Wednesday, December 7, 2011

Why Antarctica?



Roald Amundsen left Norway on board his ship, Fram, in August 1910 and reached the South Pole on December 14th, 1911. He is known as a model of efficiency and success in exploration, although in a way even his great successes were failures. The Fram expedition was planned as a march to the North Pole, but that goal was claimed in 1909 by both Robert Peary and Frederick Cook (although neither man, in fact, reached the Pole) and Amundsen turned his own voyage southwards and struck out for the other end of the world. “Can anything more topsy turvy be imagined?” he wrote when he arrived at the South Pole. So his greatest triumph was a kind of second place in his own mind.
Although my name might prompt images of Ukranian Easter eggs, Balalalikas, and men in puffy pants with their arms crossed kicking out their legs like gymnastic cancan dancers, I am also an Amundsen on my mother's side, and since Roald Amundsen had no direct descendants (at least not officially), I'm pretty close to an heir which is one of the reasons I have been planning for twenty years to follow in his footsteps on the 100th anniversary of his expedition south and to return to write about it.

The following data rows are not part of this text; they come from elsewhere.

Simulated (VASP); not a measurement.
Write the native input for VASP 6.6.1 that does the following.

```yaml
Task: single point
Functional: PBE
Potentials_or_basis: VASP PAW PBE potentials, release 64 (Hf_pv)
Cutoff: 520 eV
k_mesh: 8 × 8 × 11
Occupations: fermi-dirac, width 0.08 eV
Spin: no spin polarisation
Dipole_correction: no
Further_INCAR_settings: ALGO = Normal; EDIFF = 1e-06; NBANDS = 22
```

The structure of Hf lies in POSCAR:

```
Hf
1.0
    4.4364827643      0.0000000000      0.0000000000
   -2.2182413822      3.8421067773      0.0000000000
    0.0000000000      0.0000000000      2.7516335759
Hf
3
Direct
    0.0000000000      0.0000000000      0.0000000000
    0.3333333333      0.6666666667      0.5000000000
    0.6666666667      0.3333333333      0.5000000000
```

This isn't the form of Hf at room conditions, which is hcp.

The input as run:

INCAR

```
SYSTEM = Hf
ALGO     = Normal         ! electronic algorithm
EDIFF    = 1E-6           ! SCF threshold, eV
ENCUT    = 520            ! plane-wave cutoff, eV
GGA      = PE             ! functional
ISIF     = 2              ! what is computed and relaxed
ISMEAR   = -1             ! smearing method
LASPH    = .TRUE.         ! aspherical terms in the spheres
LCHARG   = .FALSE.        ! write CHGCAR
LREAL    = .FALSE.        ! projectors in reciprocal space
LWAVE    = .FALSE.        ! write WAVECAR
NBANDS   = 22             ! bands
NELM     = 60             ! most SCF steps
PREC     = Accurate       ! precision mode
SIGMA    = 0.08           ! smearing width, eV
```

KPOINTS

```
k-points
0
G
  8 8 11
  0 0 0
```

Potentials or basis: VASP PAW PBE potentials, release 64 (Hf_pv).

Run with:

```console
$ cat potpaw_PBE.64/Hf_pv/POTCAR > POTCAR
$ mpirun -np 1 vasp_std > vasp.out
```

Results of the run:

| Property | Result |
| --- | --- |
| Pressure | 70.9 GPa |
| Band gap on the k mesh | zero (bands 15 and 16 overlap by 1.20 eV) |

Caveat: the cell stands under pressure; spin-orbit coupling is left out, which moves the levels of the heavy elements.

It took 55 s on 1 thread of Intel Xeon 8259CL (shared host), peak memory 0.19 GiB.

And I won't make it to the South Pole, although I wanted to. You can get someone to yank you there if you've got about $65,000 to spare. I don't. I originally hoped to ask the National Science Foundation in the United States for help – they might have been able to get me to the Pole without the expense -- but as the anniversary date of Amundsen's expedition drew closer, I couldn't contact anyone at the Antarctic Artists and Writers program. American government agencies were all reeling after eight years of George Bush and all the phones were on hold. Amundsen said there is no such thing as bad luck, just bad planning and so I suppose I should have started planning earlier. Or saving. I shouldn't have relied on luck to get me to Amundsen-Scott Base.  But sometime in the spring of 2010 while I was staying at my friends' place on Protection Island, I realized that it might still be possible to go. How much would that cost? Was it even imaginable? Maybe I could get pretty close, at least as far as penguins and icebergs, maybe over the Antarctic circle. And wouldn't that be pretty good? Wouldn't that be enough?

I'm not Amundsen's financial heir but that's probably okay. Amundsen spent most of his life deep in debt despite raising millions for his expeditions. He kept his plans secret to divert the Fram to the South and was able to happily write that he was leaving his “creditors behind” when he sailed from Madeira – the spot where he informed the crew of the change in plans. My creditors are the handful of plastic cards in my wallet which are worn with abuse at the moment. I have no idea how I'm going to pay for this trek but I resolve to worry about that in the New Year, after I come back. I do still have both kidneys and could probably live with just the one.

Tomorrow I'm off. I have my gear spread out around the living room—boots, lots of warm socks, waterproof everything and high-tech breathable winter wear. I have some new Merino wool long underwear and just thinking about them makes me warm. I've also got bathing suits, sunscreen, and t-shirts because I'm going to pinball my way down through South America on my way: Santiago, Rio de Janeiro, IguaƧu Falls, Buenos Airies, and, finally, Ushuaia, Argentina, at the very tip of South America where I'll board the Polar Pioneer and sail south across the Drake Passage, a nasty stretch of water that makes fish feel seasick.

Amundsen relied on his brother to take care of his affairs back at home in Norway. I'm taking my brother with me. If anything, he's the practical Amundsen, the efficient one. And he's still got room on his credit cards so we may be able to eat.

Dozens of people have told me that what I'm doing is “cool” and it is. Cool. And Cold. And the kind of adventure that makes me wonder just when it was that I started really living my life? When did I get to be so lucky?

I'll do my best to send updates along the way. Leave a comment if you feel like it; let me know that someone's reading.  

5 comments:

  1. An interesting adventure before you, Jay. Looking forward to viewing the different stages and challenges and exciting things you and your brother will experience.

    Enjoy!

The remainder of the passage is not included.